This Season's Ratings Compared to Last Season's Ratings
One thing that might be troubling for Spike and Zuffa is the fact that the Neilsen ratings for The Ultimate Fighter have remained largely unchanged over the past few weeks, even though Season Two is now hitting the mid-way point at which Season One's ratings skyrocketed. At this point in Season One, the sixth episode drew a record-high rating of 2.0. On the other hand, the sixth episode of Season Two drew a record-low rating of 1.4.
However, the overall ratings picture is not that much different through six weeks. The first season of The Ultimate Fighter averaged a 1.6 rating through its first six episodes, and the second season of TUF has also averaged a 1.6 rating through its first six episodes.
An average rating of 1.6 is something that keeps popping up if you analyze UFC ratings data for long enough. The average rating that was drawn by the first season of The Ultimate Fighter over the course of its entire 13-week run was also 1.6, as was the average rating for the new episodes of UFC Unleashed that have aired thus far.
Monday Night Football's Ratings Drop Drastically, but TUF's Ratings Remain Unchanged
Monday Night Football on ABC draws heavily from the sports fan and young male demographics that are the target audience of UFC programming on Spike TV, and the Monday Night Football entered the picture as direct competition to TUF starting with Week Four of this season.

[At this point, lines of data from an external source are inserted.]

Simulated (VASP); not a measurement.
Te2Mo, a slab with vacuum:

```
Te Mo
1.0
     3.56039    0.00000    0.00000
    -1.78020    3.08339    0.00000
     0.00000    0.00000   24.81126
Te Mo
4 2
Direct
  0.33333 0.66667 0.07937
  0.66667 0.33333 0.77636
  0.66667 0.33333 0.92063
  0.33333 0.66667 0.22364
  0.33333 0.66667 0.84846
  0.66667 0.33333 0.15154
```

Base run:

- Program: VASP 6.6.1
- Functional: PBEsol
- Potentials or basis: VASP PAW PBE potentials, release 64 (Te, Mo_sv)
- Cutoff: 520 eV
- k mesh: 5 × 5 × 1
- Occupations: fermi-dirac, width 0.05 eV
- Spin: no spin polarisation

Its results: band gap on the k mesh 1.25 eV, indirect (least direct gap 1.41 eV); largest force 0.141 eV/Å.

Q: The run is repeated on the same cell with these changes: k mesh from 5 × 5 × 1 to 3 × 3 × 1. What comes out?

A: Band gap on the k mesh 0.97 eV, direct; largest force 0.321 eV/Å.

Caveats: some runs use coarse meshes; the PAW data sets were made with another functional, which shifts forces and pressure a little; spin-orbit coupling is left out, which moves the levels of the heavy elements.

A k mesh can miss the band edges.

In the three weeks before Monday Night Football's season premiere, The Ultimate Fighter averaged an overall rating of 1.7. In the three weeks that it has had to go head-to-head with Monday Night Football, The Ultimate Fighter's average rating has dropped to 1.4.
However, Monday Night Football is far from the only reason that The Ultimate Fighter's ratings have declined from the first couple of weeks. There was a big drop-off in TUF's ratings from Week Two to Week Three (falling from 1.8 to 1.5), despite the fact that Week Three did not go head-to-head with Monday Night Football. This would seem to suggest that some viewers lost interest in the show even before Monday Night Football returned.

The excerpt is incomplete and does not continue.